Stop me before I kill again...

(no, it's not what you think)...is what George W Bush says on the back of my anti-capitalista t-shirt which I picked up in Friedrichshain market last Sunday. Told you it had interesting things. At another stall a young woman sold t-shirts with poems. One of these went 'I am the stag and you are the doe' - it's a poem by Hermann Hesse. A guy who had sidled up beside me muttered, in awe, 'that's an enormous statement!' (No, I did not buy this one!). Both t-shirts are relevant in the context of 'Bambiland', a ...well, what....kind of play by Elfriede Jelinek.
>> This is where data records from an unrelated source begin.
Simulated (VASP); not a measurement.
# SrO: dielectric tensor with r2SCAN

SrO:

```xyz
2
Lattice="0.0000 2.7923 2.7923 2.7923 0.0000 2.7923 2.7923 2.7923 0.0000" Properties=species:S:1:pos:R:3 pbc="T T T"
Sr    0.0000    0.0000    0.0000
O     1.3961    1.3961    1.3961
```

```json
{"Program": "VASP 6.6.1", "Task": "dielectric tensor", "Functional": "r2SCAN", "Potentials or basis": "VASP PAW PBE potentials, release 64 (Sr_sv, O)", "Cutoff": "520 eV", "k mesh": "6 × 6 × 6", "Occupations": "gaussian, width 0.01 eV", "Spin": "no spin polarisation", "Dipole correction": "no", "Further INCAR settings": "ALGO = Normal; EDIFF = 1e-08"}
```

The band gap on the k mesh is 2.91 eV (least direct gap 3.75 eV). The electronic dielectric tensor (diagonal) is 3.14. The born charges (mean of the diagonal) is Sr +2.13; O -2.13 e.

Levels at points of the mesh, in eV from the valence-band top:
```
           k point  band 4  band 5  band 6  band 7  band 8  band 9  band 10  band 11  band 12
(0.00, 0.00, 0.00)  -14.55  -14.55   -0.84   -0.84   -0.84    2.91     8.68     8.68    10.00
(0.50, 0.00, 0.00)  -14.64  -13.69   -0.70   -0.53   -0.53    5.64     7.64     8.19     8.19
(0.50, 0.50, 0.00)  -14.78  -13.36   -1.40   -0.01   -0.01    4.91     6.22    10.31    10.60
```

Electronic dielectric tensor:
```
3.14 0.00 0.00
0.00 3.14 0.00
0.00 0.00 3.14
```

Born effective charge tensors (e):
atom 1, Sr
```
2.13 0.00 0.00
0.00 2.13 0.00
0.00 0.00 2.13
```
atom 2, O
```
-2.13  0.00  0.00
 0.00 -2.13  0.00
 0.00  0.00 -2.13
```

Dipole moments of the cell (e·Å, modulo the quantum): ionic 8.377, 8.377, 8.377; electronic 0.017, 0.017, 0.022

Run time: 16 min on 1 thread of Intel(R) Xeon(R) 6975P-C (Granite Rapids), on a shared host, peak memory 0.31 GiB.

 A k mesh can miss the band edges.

Elfriede Jelinek, you will remember, is the Austrian author won the Nobel Prize for Literature in 2004, much to some people's surprise. Amongst other things she has written 'The Piano Teacher', a book about a sex-obsessed and mother-dominated piano teacher who abuses her student. Many of her books are like that; I've read about two or three....They are not easy reads (in case someone is looking for a bit of pornography...); the language is very complicated. In view of this I was a bit concerned to see a four-year-old going into the theatre. Jelinek did not go to pick up the prize, on the grounds of agarophobia or some such condition. That does not seem to stop her having a site on myspace.....unless one of her fans set it up.

Today was the premiere of the play in the National Drama Theatre in Vilnius, by the Oskar Korsunovas Theatre, but with the production by one Yana Ross from the US. The full text of the play is on her website (click on 'Bambiland' above, then on 'Aktuelles', go to 2004 and 'Bambiland' in German, or 2005 and Bambiland in English [incomplete]), and is a non-stop monologue based on the model of Aishylos' 'The Persians' (in the current climate the British Navy might wish to produce a new interpretation of this play...).

Actually it's about the Iraq war (hence my desire to have worn the t-shirt). It was not put on as a ceaseless monologue, thankfully, but by about 8 actors, five men and three women. One of the men wore the most enormous platform boots, and a huge rubber cone on top of his head; he played God, generally (remember, it's based on a Greek play). The other men and women, bar one, were soldiers in the first half and gods in bambi trousers with little bambi tails in the second half. The final woman came on stage as the Queen of England to the National Anthem (I had to restrain myself from standing up!), but later was a normal person. As normal as can be in this play. There were scenes with people in hoods (Abu Ghraib), a mother picking up toys in the street (which reminded her of her dead children), a puppet show involving inflatable bambis and a skull, another scene involving lots of bloodstained clothes of all sizes and redundant toys; at one moment a pig's head (real, but dead) was dismembered with an axe very close to the front row, bits flying everywhere. It would seem there was a vegetarian rather too close to the action....

Actually, the text is very funny, astonishingly crafted (as you should expect from a Nobel Prize Winner...) and totally scathing about the Bush and Blair coalition with all the others - since I am not allowed to quote anything, I cannot, but it's well worth taking a look at it - if you have time, go and read it. Considering there were no stage directions since essentially it's a polemic rather than a play, the producer had managed quite well keeping up the interest. Of course there is no real dialogue, it's more that the words are tossed about between the actors. This perhaps made it difficult to keep up the interest at times, and there were moments when I found my eyes drifting to 'closed' but I got over that after a while. The applause was rather weak, though, so maybe it was not just me. It's clear that this text has a lot to say, and having it as a play maybe connects it to more people; but it's not easy for producers. I suspect the text is better than the production was, but the producer did try her best.